Janet Braun-Reinitz’s photo, along with its unedited feisty caption, recently appeared here on the Facebook Page of HONY (Humans of New York), a favorite of ours.
“Braun-Reinitz began mural-making in 1984 when she joined Artists for a New Nicaragua on a large-scale project in the then-fledgling revolutionary democracy. “That’s when I got the bug,” she says. Since then, she has painted between fifty and sixty murals—she’s lost exact count—in five countries: England, Georgia, Italy, Nicaragua, and the United States. ” Learn more about her art here.
In addition to being an accomplished artist, Braun-Reinitz was also a freedom rider during the ’60s. See a very brief video here. See a 44-minute video here, done for the Freedom Riders 40th Anniversary Oral History Project in 2001 at the University of Mississippi.

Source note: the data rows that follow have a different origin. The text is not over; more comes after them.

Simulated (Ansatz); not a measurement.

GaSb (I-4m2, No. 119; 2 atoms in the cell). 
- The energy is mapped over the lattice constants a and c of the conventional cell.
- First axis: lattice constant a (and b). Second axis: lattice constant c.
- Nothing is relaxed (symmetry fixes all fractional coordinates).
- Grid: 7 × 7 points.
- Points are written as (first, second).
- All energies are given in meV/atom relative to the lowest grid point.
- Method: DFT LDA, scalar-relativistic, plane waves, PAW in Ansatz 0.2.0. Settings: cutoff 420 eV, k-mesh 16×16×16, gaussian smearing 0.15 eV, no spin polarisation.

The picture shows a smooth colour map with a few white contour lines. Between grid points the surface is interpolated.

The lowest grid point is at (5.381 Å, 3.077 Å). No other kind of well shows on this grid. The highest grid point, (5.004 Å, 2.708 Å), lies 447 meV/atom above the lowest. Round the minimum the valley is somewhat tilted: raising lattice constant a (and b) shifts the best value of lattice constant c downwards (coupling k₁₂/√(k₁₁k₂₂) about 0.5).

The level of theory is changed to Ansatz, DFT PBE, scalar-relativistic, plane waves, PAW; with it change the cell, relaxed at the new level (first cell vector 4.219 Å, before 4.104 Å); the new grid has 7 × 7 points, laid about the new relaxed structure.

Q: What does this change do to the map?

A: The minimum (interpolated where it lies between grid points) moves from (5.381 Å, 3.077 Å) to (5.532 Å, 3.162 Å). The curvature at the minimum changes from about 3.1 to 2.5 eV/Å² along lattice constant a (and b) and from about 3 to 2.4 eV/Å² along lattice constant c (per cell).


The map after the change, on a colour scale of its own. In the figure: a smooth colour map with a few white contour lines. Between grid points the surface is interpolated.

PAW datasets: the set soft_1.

Braun-Reinitz’s book, On The Wall: Four Decades of Community Murals in New York City, written with Jane Weissman, includes one hundred and fifty color photos of one hundred and forty murals created since 1968. “It’s also a brief history of the U.S. mural movement, chronicling its spread from 1967’s “Wall of Respect” in Chicago to murals done in Boston, Detroit, Los Angeles, New York, Philadelphia, and San Francisco.”